Others suggest that there is no possibility of other explanations for the existence of life than God as there has to be a 'prime mover', a start to the chain that allowed evolution to begin, which must be expressed as an external being or a God. Even Dawkins, when pushed to question infinite regress, suggested that an intelligent being from another world may have "seeded life" on Earth. Aquinas in his teleological argument asserted that "inorganic objects cannot direct themselves" and that the world works as if harmonised by an intellligent designer, though as a follower of Aristotle, he may have believed in a 'prime mover', and not in the traditional christian God who created the world in seven days, as was believed by the church in Aquinas's time, the 1200s.  

On the other hand, there are those who say that religion and science can actually work together, that both evolution and creationism may be compatible in some interpretations, although maybe not the Creator as in the traditional Judeo-Christian concept of Him. Accepting the theory of evolution foes not necessarily lead towards a rejection of God's involvement with the process. In Darwin's book, 'The Descent of Man', he even implied that nature is an intelligent force or perhaps a being which decides fate and orders the process of natural selection in his quote "rejecting that which is bad and preserving that which is good". This suggests that there is a plan to the universe which, according to Hans Kung, shows that the meaning of the universe can be discovered, as opposed to a universe which came about by accident. 
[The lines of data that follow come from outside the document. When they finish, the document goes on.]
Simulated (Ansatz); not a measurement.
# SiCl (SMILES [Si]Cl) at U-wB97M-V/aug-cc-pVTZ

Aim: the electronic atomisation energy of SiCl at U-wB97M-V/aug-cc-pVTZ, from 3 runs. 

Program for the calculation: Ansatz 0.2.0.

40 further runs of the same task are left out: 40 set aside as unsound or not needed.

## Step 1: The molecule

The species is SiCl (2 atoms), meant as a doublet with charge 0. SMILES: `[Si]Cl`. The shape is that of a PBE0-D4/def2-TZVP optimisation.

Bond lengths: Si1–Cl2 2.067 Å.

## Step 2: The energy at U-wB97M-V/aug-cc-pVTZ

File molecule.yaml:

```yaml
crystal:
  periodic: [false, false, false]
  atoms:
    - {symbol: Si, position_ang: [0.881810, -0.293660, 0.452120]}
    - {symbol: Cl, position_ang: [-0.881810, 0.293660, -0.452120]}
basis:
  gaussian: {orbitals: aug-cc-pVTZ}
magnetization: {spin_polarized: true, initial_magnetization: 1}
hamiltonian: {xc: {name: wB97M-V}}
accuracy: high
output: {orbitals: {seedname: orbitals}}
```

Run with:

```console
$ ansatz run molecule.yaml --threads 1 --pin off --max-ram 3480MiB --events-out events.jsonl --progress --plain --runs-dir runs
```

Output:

Finally some believe that science and evolution have not replaced evolution, but only the myth and analogies of the Holy Books such as the Torah and the Bible. Religions such as Christianity can be maintained without the ignorant and closed-minded view of Fundamentalists who refuse to listen to the logic of Evolution. Even the Catholic Church has now embraced evolution as an explanation for our development, while placing God at the heart of our origin by placing simplistic living organisms on the planet. 

In my opinion a God, an intelligent force, is the only possible explanation for the existence of life as the suggestion of infinite regress is an illogical thought to me. However not a God as described by the Judeo-Christian concept. I prefer to think of God in more deistic terms; a spark which gave life and burned out long ago. I could not say with any conviction that there is any other plausible explanation for life that a God in some form or other.